Starts don't get any better than consecutive titles in your first two years. Established in 2007 - a couple of centuries after an engineman at the local colliery started messing around with locomotives - Killingworth steamed straight through the lower echelons of the Northern Football Alliance, collected two Benevolent Bowls and rocketed to a high of third upon arrival in the top-flight. "We've already climbed a few mountains in a short space of time," the club's chairman wrote soon after the blue-and-blacks upscaled from Amberley Park to the West Moor Residents' Association, took the name of a local boozer and hired player-coach Richie Latimer, who brought along the core of a Washington team that had just finished midtable in the second tier of the Northern League, which, league and ground grading points permitting, the Alliance feeds into at the end of each year.
As the afternoons shorten, kick-off times are forced forward in a league where barely any of the clubs have access to floodlights, making it a 1.30 start for the Northumberland Senior Benevolent Bowl tie against the world-renowned Wallsend Boys. An early finish isn't all that's guaranteed with the home team's three cup ties this season producing even more goals than Newcastle United's second-half defending. "We're going to have the tap water tested as I think it's causing a few of our players to go mad," thought chairman Colin Dunn after Killingworth and Birtley St Josephs traded six strikes, three red cards and nine successful penalty kicks last weekend.

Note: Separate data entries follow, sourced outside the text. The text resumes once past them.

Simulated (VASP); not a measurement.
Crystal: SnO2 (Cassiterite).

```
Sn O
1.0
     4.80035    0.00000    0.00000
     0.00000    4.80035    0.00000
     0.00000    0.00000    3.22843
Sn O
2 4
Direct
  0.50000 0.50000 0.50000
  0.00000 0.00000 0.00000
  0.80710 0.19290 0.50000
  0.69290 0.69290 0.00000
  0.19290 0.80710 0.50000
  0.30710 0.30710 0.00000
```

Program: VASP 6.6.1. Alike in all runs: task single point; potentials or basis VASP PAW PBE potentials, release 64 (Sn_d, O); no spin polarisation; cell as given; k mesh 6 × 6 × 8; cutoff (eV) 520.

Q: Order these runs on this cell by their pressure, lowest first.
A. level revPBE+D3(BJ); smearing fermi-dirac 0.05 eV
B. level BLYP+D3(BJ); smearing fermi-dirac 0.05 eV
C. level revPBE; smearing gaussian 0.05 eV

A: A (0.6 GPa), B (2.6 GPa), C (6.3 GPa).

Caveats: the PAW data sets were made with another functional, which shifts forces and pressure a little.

I get off the Metro at Palmersville (gratefully leaving behind a bloke in a neighbouring seat who got on at South Jesmond and started brushing his teeth), passing the pitch used by Forest Hall, a "quality award winning" chippy and a stone cottage the Stephensons once lived in before turning left off the Great Lime Road. The ground's half hidden by a playground and the community centre building, a trestle table at the entrance manned by someone with a Killingworth windcheater and a printed sign. "A quid in with a programme," he says, which is 50p cheaper than it used to be but without the half-time cup of tea. Advertising hoardings are hooked over the metal perimeter railing, a blue five-a-side pitch marked out between the white lines. There's a minute's applause, a flurry of howays, the first of the afternoon's planes rising over the far goal and the clink of a shot on the metal netting shielding the carpark from wayward strikes before Killingworth sidefoot an early first goal calmly inside the post. "Argh, fucking hell," a Boys Club defender exclaims.
"Up the line," screams one player, "Switch on," another. "It's a watcher," advises a centre back as a Wallsend winger hares vainly after a crossfield ball. The Boys Club keeper has a playing style somewhere between Billy Whitehurst and Manuel Neuer, wears canary yellow shorts and possesses a voice twice as deep as the Dogger Bank. "Time, time," he booms. "Get out, get out." Gradually, the game settles: Wallsend prod and slide to feet, Killingworth hit the channels and charge upfield with intent. "Can we get it? Can we get it? Can we play?" asks a home defender, his teammates distracted by an argument about who should track back. "It's workrate," someone hollers. "Not good enough," the people in front of the dugout say. Fortunately for the out-of-sorts home side, Wallsend prove as potent in front of goal as the 2015 version of Emmanuel Riviere, coming no closer to an equaliser than a dinked free kick that bounces out off the edge of the post. Right on half time Killingworth double their lead when a set-piece rebounds, veers upwards on the six-yard line and is hammered high into the net. "Howay man, it's been all us," a Wallsend player moans.
"Switch on," foghorns the Boys Club keeper at the start of the second half. "Switch on," shouts a defender. "Switch on," says someone in midfield. What the away team can't switch are chances into goals until a midfielder finally manages to both time a run and find a forward, the cross slid in while four Killingworth defenders chorus "He's off!" "Big last 20," comes the inevitable clap but the home team stroke a swift third goal and comfortably see out the rest of a game, scoring a late fourth after the net is reattached to the crossbar by a Boys Club defender teetering on his goalkeeper's shoulders. Clouds stretch, an express train whizzes by, "Howay ref, mate," someone pleads as the whistle sounds for yet another free-kick. Programme or no programme, it's a cracking day out for a pound and the Metro fare.